Langa Letter: Why Freeware's A Solution, Not A Problem
Open-source, GPL, and other forms of freeware sometimes run afoul of myopic company licensing standards. But any organization that's cutting itself off from GPL and other legitimate forms of licensed freeware is seriously hurting its own business, Fred Langa says.
Hi Fred - Many of us are employed deep within corporate IT departments; I'm actually a Regional Chief Technology Officer. Like everyone else, we, too, have our share of the "effects" of spyware, or better yet, I like the term.... "cr*pware". For home users, it's easy to use the free-to-use products, but that's not so easy for corporate or government users. We seriously enforce software licensing; thus, without purchase, most all of the anti-spyware products cannot be used.
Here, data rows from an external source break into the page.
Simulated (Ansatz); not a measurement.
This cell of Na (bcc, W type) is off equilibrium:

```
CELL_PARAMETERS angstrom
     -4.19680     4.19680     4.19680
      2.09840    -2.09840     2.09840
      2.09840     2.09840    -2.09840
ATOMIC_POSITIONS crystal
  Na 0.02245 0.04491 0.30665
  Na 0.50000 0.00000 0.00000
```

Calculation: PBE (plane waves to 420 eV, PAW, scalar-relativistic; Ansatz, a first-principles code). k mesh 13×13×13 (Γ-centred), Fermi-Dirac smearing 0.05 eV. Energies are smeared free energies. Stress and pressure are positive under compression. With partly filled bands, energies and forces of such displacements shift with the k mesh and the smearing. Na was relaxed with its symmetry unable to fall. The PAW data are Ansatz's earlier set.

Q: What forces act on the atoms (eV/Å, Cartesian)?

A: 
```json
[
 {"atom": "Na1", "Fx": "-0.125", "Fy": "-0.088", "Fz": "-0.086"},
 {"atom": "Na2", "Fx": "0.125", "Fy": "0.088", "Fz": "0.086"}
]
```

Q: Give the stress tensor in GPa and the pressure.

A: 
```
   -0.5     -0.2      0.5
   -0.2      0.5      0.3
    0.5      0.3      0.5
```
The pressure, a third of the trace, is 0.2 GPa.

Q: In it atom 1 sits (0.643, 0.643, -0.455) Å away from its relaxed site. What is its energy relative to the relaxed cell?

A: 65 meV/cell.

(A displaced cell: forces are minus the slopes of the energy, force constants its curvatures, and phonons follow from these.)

Purchasing itself isn't the issue, but we don't like to buy licenses one by one. I'd like to find an enterprise solution where seat licensing is more affordable. However, our experience is that no one product usually seems to be enough. It often takes a combination of two or three products to clean a system once it has fallen victim, occasionally more. Of course, if my pockets were deeper, an enterprise license for several products might be what's necessary. However, my pockets aren't deep.
What's your suggestion for the corporate world? Do we use the hosts file route which, by the way, I have used on my kids' systems, for all systems and then use software products for cleaning problem machines? What kind of performance hit does a system take with thousands of lines in a hosts file? What to do, what to do....
Thanks, Dan Greeley
It's one thing to require that all commercial software be bought and paid for--that's a good thing! But any organization that explicitly prohibits all noncommercial software--"without purchase ... products cannot be used"--simply is crippling itself. That kind of rule, if uniformly enforced, would make your business unable to use any open-source software, or any software issued under the GPL Gnu Public License or any freeware whatsoever. This could include many distributions of Linux; most popular Web-server software; office suites like OpenOffice; browsers like Mozilla/Firefox; languages like Perl and so on.
In two words: That's nuts.
There's plenty of high-quality free and very low-cost software available that can do just what you want and more; totally legitimately, legally, and under license. However, the licensing may not be in a form immediately familiar to whoever's setting your software purchasing rules. I fully realize that changing a bureaucratic mindset can be very difficult, so let's look at some of the less-familiar forms of licensing in the hopes of providing you with the ammunition you need to get this type of software on the "approved" list. We'll then look at the separate issue of using the "Hosts" file as a security tool.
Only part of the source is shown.